Since a real AQM contains a considerable amount of I/O operations, we added to our benchmark a `realistic' amount of reading data from and writing output to disk. With this code we studied the I/O performance of the Cray T3E for our AQM. We implemented the I/O both in the master/slave approach, i.e., one PE performs all necessary I/O and takes care of the distribution and gathering of the data, and using parallel I/O (more).
We ran our benchmark on a 32x32 horizontal grid with 32 layers
in the vertical (so with concentration vectors of dimension [32,32,32,66]).
For the explicit message passing we make use of PVM routines.
As normalizing computational unit we take the performance
on 1 CPU of the C90 (compiler option -Zv). Our benchmark runs there at a
speed of 500 Mflop/s, which is half the peak performance.
The table shows first the performance
on multiple processors of the C90, once for the complete model using autotasking
to divide the workload over the processors, i.e., parallelizing at loop level,
and once using the PVM program.
On the Cray T3E the scalability is even superlinear with
the number of processors (due to cache effects), but here the
performance on 1 PE is only 4% of the peak performance.

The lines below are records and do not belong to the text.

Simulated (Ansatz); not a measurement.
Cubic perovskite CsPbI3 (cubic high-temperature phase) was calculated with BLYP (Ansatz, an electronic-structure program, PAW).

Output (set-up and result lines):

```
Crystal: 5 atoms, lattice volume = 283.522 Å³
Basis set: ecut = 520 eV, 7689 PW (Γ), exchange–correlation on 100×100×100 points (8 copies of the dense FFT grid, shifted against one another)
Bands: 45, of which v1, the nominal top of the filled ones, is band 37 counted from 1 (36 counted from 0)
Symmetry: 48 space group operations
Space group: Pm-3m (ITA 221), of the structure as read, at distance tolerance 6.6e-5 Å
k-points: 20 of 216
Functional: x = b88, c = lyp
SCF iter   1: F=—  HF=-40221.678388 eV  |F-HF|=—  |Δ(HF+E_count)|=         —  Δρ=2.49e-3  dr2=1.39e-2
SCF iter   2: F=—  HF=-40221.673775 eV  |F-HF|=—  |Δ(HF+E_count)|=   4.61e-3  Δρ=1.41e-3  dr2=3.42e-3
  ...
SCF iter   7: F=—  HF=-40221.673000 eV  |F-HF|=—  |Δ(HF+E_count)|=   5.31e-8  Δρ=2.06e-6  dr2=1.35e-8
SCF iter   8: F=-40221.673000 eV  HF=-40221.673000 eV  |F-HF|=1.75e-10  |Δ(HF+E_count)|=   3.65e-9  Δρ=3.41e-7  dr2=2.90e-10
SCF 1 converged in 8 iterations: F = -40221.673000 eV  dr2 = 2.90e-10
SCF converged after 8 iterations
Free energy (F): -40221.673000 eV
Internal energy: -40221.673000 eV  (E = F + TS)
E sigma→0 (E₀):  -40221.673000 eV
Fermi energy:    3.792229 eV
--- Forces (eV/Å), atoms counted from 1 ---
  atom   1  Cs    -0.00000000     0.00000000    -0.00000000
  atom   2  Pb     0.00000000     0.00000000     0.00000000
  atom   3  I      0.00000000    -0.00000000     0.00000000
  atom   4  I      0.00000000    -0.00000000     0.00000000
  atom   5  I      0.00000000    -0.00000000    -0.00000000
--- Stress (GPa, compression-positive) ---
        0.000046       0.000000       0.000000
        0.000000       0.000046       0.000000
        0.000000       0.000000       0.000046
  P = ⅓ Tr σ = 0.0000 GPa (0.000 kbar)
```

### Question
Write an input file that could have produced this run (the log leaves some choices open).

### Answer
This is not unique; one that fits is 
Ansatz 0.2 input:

One can calculate from the figures in the table that it needs 16 PEs of the T3E
to outperform 1 processor of the C90.
Experiments we performed on a 64x64 horizontal grid show that the
scalability with the modelsize is also perfect, i.e., a run on N PEs for
the 64x64 grid is as expensive as a run on N/4 PEs for the 32x32 grid.
Finally, the results for a cluster of workstations,
the SGI O2's coupled with an ATM network.
Here one can clearly see the effect of the use of `virtual' memory:
the memory on these workstations is not large enough to
contain a complete model, so the computer is more swapping than calculating,
resulting in a wall clock time which is four times as large as the CPU time
(and has a clear day/night rhythm: during daytime it is about 6 times as large).
The speed-up in wall clock time using two O2's instead of one is therefore
huge:
a factor 5.6. The performance is then approximately the same as for 1 PE of the
T3E. However, the scalability of a cluster of workstations is much less.
The CPU time can also decrease sometimes superlinearly due to cache effects,
but this does not show up in the wall clock time.
There are many possible strategies to perform I/O on a parallel computer.
For the input of the meteo data we chose the most simple approach:
do the input from a single PE.
Clearly, this is the most portable approach:
it is possible on every parallel architecture and it is not necessary to
divide the data up into multiple files before reading.
The disadvantage is that it does not scale. Apart from reading the data
we have to reorder the data according to the domain decomposition and
to scatter the data across the PEs.
For the output we tried three different approaches:
For the input we see an anomalous behavior for 4 processors, where the time to read the data takes more time than the combined time for input and parallel asynchronous output. We have no explanation for this, yet. But the time to do the input is obviously not significant.
For the portable output we see a combined input/output time of 70 s, say. Since the combined I/O time is almost three times as expensive as the CPU time on 64 PEs, we tried the following two other approaches.
For the parallel output every processor writes to its own private file so we might hope for a parallel speed-up limited by the maximum of the number of PEs and the number of disks, in our case eight. However, we only see a performance gain of 30-50% probably due to the synchronous I/O and the resulting I/O contention. On 64 PEs the combined I/O time still is four times as expensive as the CPU time.
It can be seen that the output and computations plus necessary communications do not overlap completely. The reason for this is unclear: it should have been possible looking at the amount of I/O and the sustained average I/O rates. Doing a separate experiment, where we only wrote the output files without doing any computation/communication at all (just executing a `sleep' statement), we were able to overlap output and `computations' completely.
Again we might have hoped for a parallel speed-up limited by the maximum of the number of PEs and the number of disks, but we do not see a performance gain going from 4 to 8 PEs. We also see that the combined I/O time slightly increases as the number of PEs increases. This must be due to I/O contention. On 64 PEs the combined I/O time is about as much as the CPU time. This seems acceptable, especially since 64 PEs give rise to small subdomains with a maximum amount of I/O. Moreover, it is the most efficient way to handle the output.
The final conclusion is probably the most disappointing one: although the Cray T3E has a scalable I/O architecture, the I/O does not scale. Of course this is due to the limited number of disks, but on the other hand we should have seen a speed-up going from 4 to 8 PEs when doing output.